During drag queen story hours, adults dressed in drag read to children in recreational facilities, typically libraries, earning tense pushback from concerned parents.

Libraries across Canada — including Halifax, Moncton, and Coquitlam — have faced similar protests in recent months.

"But this year, the library was forced to postpone Reading with Royalty because a [few] people chose to harass children and families to spew hate against fabulous Alberta drag queens," continued Irwin.

She asked the premier to condemn these supposed "acts of bigotry."

Smith responded: "Alberta is committed to [protecting] children and diversity, parental choice, and the right to peaceful protest." 

She urged that events be age appropriate when children are present.

"My understanding of the reading time events, like the one in Calgary, is that they are kept age-appropriate and minors attending them have the consent of their parents."

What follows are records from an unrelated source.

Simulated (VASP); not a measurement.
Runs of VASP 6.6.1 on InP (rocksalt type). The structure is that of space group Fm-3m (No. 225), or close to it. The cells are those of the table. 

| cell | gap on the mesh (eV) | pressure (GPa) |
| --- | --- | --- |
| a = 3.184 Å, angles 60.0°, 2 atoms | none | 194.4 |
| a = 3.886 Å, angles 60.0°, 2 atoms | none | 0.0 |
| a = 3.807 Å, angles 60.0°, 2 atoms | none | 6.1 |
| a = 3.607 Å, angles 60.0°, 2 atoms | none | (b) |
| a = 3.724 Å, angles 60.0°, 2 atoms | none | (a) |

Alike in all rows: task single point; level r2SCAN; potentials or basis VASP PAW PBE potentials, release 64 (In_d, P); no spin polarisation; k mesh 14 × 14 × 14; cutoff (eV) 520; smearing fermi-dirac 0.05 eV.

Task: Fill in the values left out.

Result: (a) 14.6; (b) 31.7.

The Alberta Opposition interrupted several times while the premier issued remarks on the contentious drag queen story hours, which have angered parents and notable figures like Calgary Pastor Derek Reimer, 36, who contend these events groom children.

Smith added: "We also believe in the peaceful right to protest, as long as that is done within the bounds of the law.

Irwin shook her head and congratulated Calgary City Council for implementing a second bylaw, called the safe and inclusive access bylaw, to prevent harassment of people entering or leaving public libraries or recreational facility centres by setting up a bubble zone of 100 metres.

Charges under each bylaw carry a maximum penalty of up to $10,000 or six months in prison.

"It's so sad they needed to do this, but here we are," remarked Irwin, adding: "Does the UCP support the new City of Calgary bylaws?"

Smith responded: "We know municipalities are responsible for creating bylaws — I would encourage anyone concerned to reach out to their councillor and the mayor's office to express their view."

She reminded the Official Opposition that her government embedded provincial sheriffs within the Calgary Police Service to curb public disorder and ensure safe streets for all.

Irwin rose at the Legislature and became increasingly testy in her subsequent remarks.

"When someone shows you who they are, believe them because this is the same UCP government, and the first and only government in Canada, to remove protections for [sexual minorities]. That's right - this is the first provincial government to roll back rights when they remove legal privacy protections and limit students' ability to form GSAs in schools."

Irwin then accused the province of putting sexual minorities in danger.

"Does the premier regret her predecessor's attack on young Albertans, and, if so, what tangible steps will she take to fix that terrible relationship [with sexual minorities]?"

Smith objected to the NDP's attempts to divide people and committed to protecting students and sexual minorities.

NDP leader Rachel Notley admitted that she mused about stepping aside after losing to the UCP in the 2019 provincial election. However, those deliberations changed after her conservative opponents introduced and passed legislation in 2019 that removed measures brought in by the NDP to strengthen protections for gay-straight alliances (GSAs) in schools.

While the bill included provisions for the alliances, Notley said it diluted the rules permitting schools to delay setting up GSAs and inform parents if their children join one.

Though the UCP said it did not support automatic parental notification, they claimed the NDP's legislation was "too blunt an instrument." Still, they cautioned school staff to sometimes use their judgment to inform parents.

Notley told a crowd of over 100 supporters during last Saturday's nomination meeting that mere minutes after the UCP passed Bill 8, which she called "Bill Hate," its members posed for photos to mark the end of the session by splashing in the reflecting pool on the legislature grounds.

"This is how your UCP government celebrated the decision to end protections against bullying for children who just needed to feel safe," said Notley. She compared the photo of the UCP members to the opening credits of the TV show "Friends."

Notley added that GSAs foster acceptance of sexual minority youth in schools and prevent bullying on sexual orientation.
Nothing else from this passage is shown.